|Firefighters worked on the Wye Fire east of Clearlake Oaks, Calif., on Sunday, August 12, 2012. Photo by Jackson Waldo.|
THIS STORY HAS BEEN UPDATED WITH ADDITIONAL INFORMATION ON THE FIRE.
CLEARLAKE OAKS, Calif. – Firefighters have achieved some containment on two major wildland fires burning east of Clearlake Oaks, with one of the fires destroying three structures.
On Monday Cal Fire said the Wye Fire, which began near the intersection of Highway 20 and Highway 53, was at 3,000 acres – dialed back from a 5,000-acre estimate the agency gave on Sunday – with firefighters getting 25 percent containment on the fire.
While the Wye Fire’s acreage estimate was reduced, the Walker Fire, burning near Walker Ridge Road, increased to 2,000 acres, with 30 percent containment, Cal Fire said.
The Walker Fire had resulted in evacuations in the Wilbur Hot Springs area, which straddles the Lake and Colusa county lines, according to the agency.
“Both fires continue to be very active this morning,” Cal Fire spokesman Daniel Berlant told Lake County News.
The Wye Fire is still threatening homes and ranches in Spring Valley, according to Cal Fire, where evacuations were remaining in effect.
Cal Fire said 480 residents from Spring Valley, as well as the Old Long Valley Road and New Long Valley Road areas, were evacuated Sunday night.
Two structures were destroyed and one was damaged, but Berlant said he had not been able to confirm their exact location or whether or not they were residences or outbuildings.
There had been concerns that if the wind shifted it could push the fire toward Clearlake, but Berlant said the fire is continuing to move in the opposite direction from the city.
Cal Fire reported that it was dealing with challenging fire behavior on the Wye incident, along with low reality humidity, very high temperatures and erratic winds.
On Monday firefighting personnel were focusing efforts on building fire containment lines, firing operations and structure defense.
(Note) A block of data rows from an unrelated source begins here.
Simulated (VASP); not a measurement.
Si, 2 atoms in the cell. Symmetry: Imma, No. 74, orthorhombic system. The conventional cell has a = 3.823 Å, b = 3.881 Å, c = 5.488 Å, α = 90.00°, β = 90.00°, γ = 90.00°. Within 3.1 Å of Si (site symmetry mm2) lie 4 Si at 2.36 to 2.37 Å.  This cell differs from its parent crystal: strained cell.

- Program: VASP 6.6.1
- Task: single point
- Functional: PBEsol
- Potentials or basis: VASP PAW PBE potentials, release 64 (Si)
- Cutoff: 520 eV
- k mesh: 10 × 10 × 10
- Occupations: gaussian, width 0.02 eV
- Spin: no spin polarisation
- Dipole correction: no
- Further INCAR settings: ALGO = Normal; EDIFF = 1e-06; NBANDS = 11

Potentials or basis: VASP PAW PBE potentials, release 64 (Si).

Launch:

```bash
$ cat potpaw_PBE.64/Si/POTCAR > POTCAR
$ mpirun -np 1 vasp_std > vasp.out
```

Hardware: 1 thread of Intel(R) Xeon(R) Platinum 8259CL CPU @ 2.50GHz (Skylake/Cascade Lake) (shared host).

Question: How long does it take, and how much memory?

Berlant said the incident command post was set up at the Lake County Fairgrounds on Martin Street in Lakeport.
At about 10 a.m. Caltrans reported that Highway 20 east of Highway 53 had reopened, but within a half hour it was being ordered to be closed again due to traffic issues, including people trying to go down New Long Valley Road into Spring Valley.
“The fire is actually on (Highway) 20 right now,” said Berlant, adding that motorists were being asked to find alternate routes.
Reports from the scene also indicated that firing operations would be taking place, making the highway closure necessary.
California Highway Patrol Officer Joe Wind said the agency had been asked to close the highway down, with Cal Fire estimating that the firing operations would be done and the roadway could be reopened at around 3 p.m. Monday.
“All that can change, though,” Wind added.
With the exception of just a few households, “Everyone has been evacuated out of the Spring Valley area,” said Pam Plank, Red Cross’ Lake County disaster coordinator.
Those few residents remaining are being assisted by the Lake County Sheriff’s Office and the California Highway Patrol, Plank said.
Red Cross has an emergency shelter set up at Highlands Senior Center, located at 3245 Bowers Ave., in Clearlake. There also is an evacuation center set up at the Clearlake Oaks Moose Lodge, 15900 E. Highway 20, where people with large animals can stop in and get assistance, she said.
However, so far there is not a switchboard community members can call to locate loved ones, she said.
Plank had reported on Sunday night receiving about 250 evacuees from the area.
Several CHP units were on the scene of the fire on Sunday, helping get people safely out of the area, said Wind.
“They were assisting with evacuation procedures and the closure and everything else,” he said.
Berlant said Cal Fire is working to find out the cause of the incidents.
“We have investigators who are on the scene of both fires,” he said.
However, with Sunday in the triple digits, coupled with incredibly dry vegetation, it presented “perfect conditions for fires,” Berlant said.
Also on Monday, Lake County Air Quality Management District issued an alert, warning that air quality is expected to be seriously degraded as the fires continue to burn, with forecasted winds adding to the serious conditions.
Cal Fire said there were 324 personnel on the fire Monday, along with 44 engines, eight fire crews, seven bulldozers, two airtankers and four helicopters.
Cooperating agencies include Cal Fire, the Lake County Sheriff’s Office, Colusa County Sheriff’s Office, CHP, Caltrans, Pacific Gas & Electric, Red Cross, Bureau of Land Management and the California Department of Corrections and Rehabilitation.
Additional information will be posted as it becomes available.